If only we knew it was a preview of the national championship game. Maybe there would have been more than a meager 7,607 spectators at Madison Square Garden on Nov. 26 for Connecticut vs. Georgia Tech.
"It seems like a lifetime ago," Huskies coach Jim Calhoun said of that game Sunday.
So, what do we take from the Yellow Jackets' 77-61 victory more than four months ago that will shed light on Monday's all-important rematch?
A quick recap. The then-unheralded Jackets came out and simply ran the No. 1 team in the country off the floor. Georgia Tech's B.J. Elder and high-flying Isma'il Muhammad each scored 22 points. Connecticut star Emeka Okafor, hampered by back spasms, managed just nine points. The Huskies shot just 1 of 10 from 3-point range.
The game was certainly indicative of one thing: It showed that the Yellow Jackets, at the time considered a middle-of-the-pack ACC team, were instead one of the best teams in the country.
Now, the reasons why the earlier contenst isn't at all representative of what Monday night's game will be like.
The rosters have changed: Arizona transfer Will Bynum had yet to become eligible for Georgia Tech. All he's done the past three NCAA tournament games is hit the last-minute, game-winning or go-ahead shot while serving as a second capable ball handler alongside Jarrett Jack. Bynum wasn't even at the game.
"I was in Chicago [his hometown] cheering like a little kid," said Bynum.
Connecticut, meanwhile, didn't yet have the services of freshman Charlie Villanueva due to NCAA eligibility questions. Though a reserve, his athleticism and physicality gives the Huskies a different dimension.
The rotations have changed: At the time of the first game, Rashad Anderson was coming off the bench for the Huskies. These days he's a starter who shoots 41 percent from 3-point range while playing drastically improved defense.
"He wouldn't let Duke's J.J. Redick touch the ball the last three minutes," Calhoun said of Anderson in Saturday's semifinal win.
Meanwhile, Tech's two big scorers in the win over UConn, Muhammad and Elder, have played limited roles recently, Muhammad due to the emergence of Bynum, Elder because of a severe ankle sprain.
Okafor is healthy: Keep in mind, an "unhealthy" Okafor played 34 minutes and grabbed 13 rebounds in the first game. Georgia Tech coach Paul Hewitt credits his center, Luke Schenscher, for limiting Okafor offensively in the first matchup, but Calhoun insists "Okafor was not Okafor."

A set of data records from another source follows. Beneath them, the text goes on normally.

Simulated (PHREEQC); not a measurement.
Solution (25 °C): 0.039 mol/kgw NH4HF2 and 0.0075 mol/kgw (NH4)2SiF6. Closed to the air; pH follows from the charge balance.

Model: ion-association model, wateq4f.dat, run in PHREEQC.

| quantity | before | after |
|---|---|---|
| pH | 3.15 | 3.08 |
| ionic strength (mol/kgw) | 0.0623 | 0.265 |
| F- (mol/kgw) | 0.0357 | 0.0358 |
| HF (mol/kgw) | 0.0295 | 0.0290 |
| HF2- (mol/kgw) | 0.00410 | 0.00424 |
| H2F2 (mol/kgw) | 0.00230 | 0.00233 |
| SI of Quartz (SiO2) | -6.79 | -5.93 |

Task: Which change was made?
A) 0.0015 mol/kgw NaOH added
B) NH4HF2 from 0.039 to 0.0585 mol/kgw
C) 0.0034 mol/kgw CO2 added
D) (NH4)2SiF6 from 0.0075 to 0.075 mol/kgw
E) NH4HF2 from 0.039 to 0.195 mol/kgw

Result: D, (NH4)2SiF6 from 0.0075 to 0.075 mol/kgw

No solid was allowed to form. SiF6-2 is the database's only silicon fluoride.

"It was a very difficult game to play in," said Okafor. "I was hurting. I was trying to tough it out, but I was really limited. I wasn't as mobile as I normally was."
Okafor was certainly Okafor in the second half Saturday against Duke, scoring 18 points on 7-of-8 shooting. Now imagine what he can do against the Jackets if he doesn't miss nearly the entire first half with foul trouble.
Schenscher is a beast: The 7-foot-1 Schenscher had shown almost no sign of becoming an offensive weapon at the time of the last meeting. Now, double-digit point efforts are becoming routine, like his 18-point showing against Oklahoma State. The Jackets aren't afraid to run their offense through him, where in the past they worked around him.
"Schenscher is just a different player," said Calhoun. "I think he's grown 7 inches. He's got to be 8-foot-3, right?"
Tech has a different identity: Hard as it is to believe, the Jackets have reached the national title game playing a different brand of basketball than the fast-break style used during its 11-0 start in November and December.
Look at the scores of some of Tech's tournament wins: 65-60, 57-54, 67-65. Jack still runs the break as well as anybody, but he's become equally adept at setting up the offense and either penetrating, kicking out to Elder or Lewis for a 3-pointer or feeding Schenscher in the post.
"The early part of the season, we basically did it just on transition offense -- defense, rebound and transition offense," said Hewitt. "For the whole month of January, I kept saying, 'You've got to get better in your halfcourt offense.' Starting with the Tennessee game [Feb. 7], they started to understand that in the halfcourt, we can execute and get good shots."
Connecticut has a different mindset: The Huskies were anointed as national champs before the season even began -- and it got to their heads. They thought they were unbeatable, and they played like it, often going through the motions. The Tech game was a prime example.
These days it's a different story. Starting with their gutty performance in the Big East championship game against Pittsburgh, the Huskies have been playing with the heart of a champion. It showed again Saturday night when they rallied from eight down in the final 2:30 against Duke.
"I believed the character they showed against Pittsburgh would come back," said Calhoun, "even if it was three weeks ago."
Finally, Connecticut wants to prove it's the better team: Neither Calhoun nor the players say this game is about revenge -- the national title is motivation enough -- but there's certainly a feeling among the Huskies that their performance in the first meeting didn't show the real Huskies.
"We didn't play up to capability," said point guard Taliek Brown.
The Yellow Jackets, meanwhile, finds it amusing that they're the underdog yet again despite having beaten the Huskies by 16. Hewitt event went on a soapbox rant Sunday about how the Jackets' lack of respect is an indictment against his squad's old-fashioned style of team basketball. "People don't appreciate the way the game is supposed to be played," said Hewitt.
It's not that, coach. Anyone who hasn't gained an appreciation for Hewitt's team the past few weeks has been watching a different tournament. Jack and Bynum are gamers. Schenscher is a treat.
It's just that the Huskies have done nothing in the tournament to suggest they haven't been the best team in the country all along. The game should be much more competitive than the one in November, maybe another thriller on the heels of Saturday's double feature. But Okafor will be dominant, Jack and Elder will struggle against Ben Gordon's defense and Connecticut will deliver Calhoun his second national title.